Ian Shannahan has been sounding alarm about the population explosion here and elsewhere over the last few weeks, so I thought it was time to give it and the environmental issues surrounding it some focus.
Dispite our differences over immigration and refugee policy, I agree with Ian that overpopulation is something we should be concerned about. Indeed I take the dire warnings of environmental and civilizational collapse with upmost seriousness.
I was watching a David Attenborough documentary the other night and the statistics and the scientific evidence behind them is truly frightening. The world population is expected to reach 9 billion by 2050. We are living unsustainably and it’s starting to catch up with us. What I found particularly interesting though, was David Attenborough’s proscription for survival. Basically, he sees the mega-problem of environmental stress as composed of three interrelated problems:
- The growing number of us
- The amount we waste
- The amount we consume
The solution is equally simple, even if its easier said than done:
- Reduce population growth (so that there are less of us)
- Increase efficiency (so that we waste less)
- Rethink lifestyle (so that we use less)
David Attenborough suggested that each of these is important for improving sustainability. The carrying capacity of the land may be improved by working on any of them. For example, if we could reduce pollution per capita in proportion to population increases, we could keep the total pollution levels steady. If we could reduce population growth in proportion to consumption growth, we could keep total consumption levels steady.
But we probably need to work on all three, since we’re not after steady state but restoration. Of particular interest, he noted that the evidence suggests the best way to reduce population growth (short of violent imposition by totalitarian dictatorship) was the education of women. The evidence from around the globe shows, the more educated the women, the more likely they’ll choose with their partners to have less children.

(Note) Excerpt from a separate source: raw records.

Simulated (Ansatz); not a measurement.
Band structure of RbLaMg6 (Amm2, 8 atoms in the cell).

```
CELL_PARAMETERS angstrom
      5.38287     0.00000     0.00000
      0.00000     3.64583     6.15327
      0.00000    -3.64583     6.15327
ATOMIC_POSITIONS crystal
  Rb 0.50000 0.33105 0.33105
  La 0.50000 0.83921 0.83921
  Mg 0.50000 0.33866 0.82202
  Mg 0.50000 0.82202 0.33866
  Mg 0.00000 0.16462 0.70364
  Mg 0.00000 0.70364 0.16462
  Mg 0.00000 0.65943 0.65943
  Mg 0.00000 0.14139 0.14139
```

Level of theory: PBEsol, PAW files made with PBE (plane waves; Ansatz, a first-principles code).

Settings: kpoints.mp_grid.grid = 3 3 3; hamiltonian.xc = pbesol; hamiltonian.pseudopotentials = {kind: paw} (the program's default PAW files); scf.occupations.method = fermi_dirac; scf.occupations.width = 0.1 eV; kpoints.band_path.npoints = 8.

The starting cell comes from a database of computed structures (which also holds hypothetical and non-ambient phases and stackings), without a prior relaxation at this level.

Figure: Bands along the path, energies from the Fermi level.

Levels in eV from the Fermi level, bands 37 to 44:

This all has very interesting synchronicities with the lifestyle Jesus advocated. He said we should live simply, invest what we are given wisely, and by his own example he showed he considered women’s education important. So it would seem that the way of Jesus, taken seriously, offers us a way out of this mess.
Unlike Ian I’m not so focussed on border control. Environmental crisis respects no borders. We need a global solution, not a national one. But I agree its an important issue, and indeed, an important issue of faith. Do we have faith we can live with less “stuff” as Jesus clearly called wealthy people (like us) to do? Are we prepared to be faithful with the resources God has entrusted to us to invest on his (not our) behalf? Do we have compassion for the women of the developing world who are trapped in grinding poverty and see large families as their only lot in life? Are we prepared to do what it takes to open an alternative world up for them?